The cash-strapped country is now looking towards Iran to meet some of its energy needs.

Motorbike drivers wait to get fuel at a gas station in Dora, Lebanon, August 17, 2021.
Motorbike drivers wait to get fuel at a gas station in Dora, Lebanon, August 17, 2021. (Reuters)

Lebanese fuel prices have soared by up to 70 percent after yet another subsidy cut, official figures showed, heaping more pressure on people struggling to make ends meet in the cash-strapped country.

The cost of hydrocarbons in Lebanon has now roughly tripled in the two months since the central bank started decreasing its support for imports.

The latest cut, which is expected to cause price hikes for other key commodities, hits a Mediterranean country mired in one of the world's worst economic crises in decades.

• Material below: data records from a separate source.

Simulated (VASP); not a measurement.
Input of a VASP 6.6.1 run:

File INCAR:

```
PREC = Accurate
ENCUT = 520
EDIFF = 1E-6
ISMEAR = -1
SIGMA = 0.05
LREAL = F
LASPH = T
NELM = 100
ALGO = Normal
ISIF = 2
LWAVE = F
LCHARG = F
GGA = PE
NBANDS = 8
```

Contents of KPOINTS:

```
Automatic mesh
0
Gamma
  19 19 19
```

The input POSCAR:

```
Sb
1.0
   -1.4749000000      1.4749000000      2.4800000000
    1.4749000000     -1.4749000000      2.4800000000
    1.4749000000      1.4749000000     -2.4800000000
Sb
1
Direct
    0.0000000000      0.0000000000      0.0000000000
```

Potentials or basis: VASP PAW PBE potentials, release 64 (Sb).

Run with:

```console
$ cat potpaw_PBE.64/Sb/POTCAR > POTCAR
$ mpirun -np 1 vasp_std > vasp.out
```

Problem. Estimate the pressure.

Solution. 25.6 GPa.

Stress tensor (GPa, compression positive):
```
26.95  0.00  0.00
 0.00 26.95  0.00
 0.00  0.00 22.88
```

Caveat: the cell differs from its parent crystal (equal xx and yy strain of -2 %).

Dire shortages have seen Lebanon's people struggle to find enough fuel to drive to work or power back-up generators during near round-the-clock electricity cuts.

Motorists have become caught up in long lines outside the petrol stations that have remained open.

The refusal of many petrol stations to sell what they do have saw the army deploy this month to seize hoarded fuel and distribute it to the needy.

Frustrations have boiled over in recent weeks, with scuffles repeatedly breaking out over scarce fuel, leaving at least three people dead.

READ MORE: Lebanon hikes fuel prices in effort to ease shortages

Last weekend the explosion of a fuel tank in the north of the country killed at least 30 people.

The cost of 98- and 95-octane petrol both rose on Sunday by around two-thirds, from August 11, according to prices posted by the National News Agency.

The cost of mazout, a widely used petrol derivative, soared by 73 percent over the same period, while cooking gas was up by half.

All three fuels have tripled in cost since June.

Iran ready to ship more fuel

Iran said on Monday it is ready to ship more fuel to Lebanon if needed, a day after the leader of Lebanon's Iran-aligned Hezbollah group said more vessels carrying Iranian fuel would sail soon to help ease the country's fuel shortage.

"We sell our oil and its products based on our own decisions and the needs of our friend. Iran is ready to send fuel again to Lebanon if needed," Iran's Foreign Ministry spokesperson Saeed Khatibzadeh said in an online weekly news conference.

"Certainly we cannot see the suffering of the Lebanese people."

The latest price hikes come with more than three-quarters of the population now living in poverty.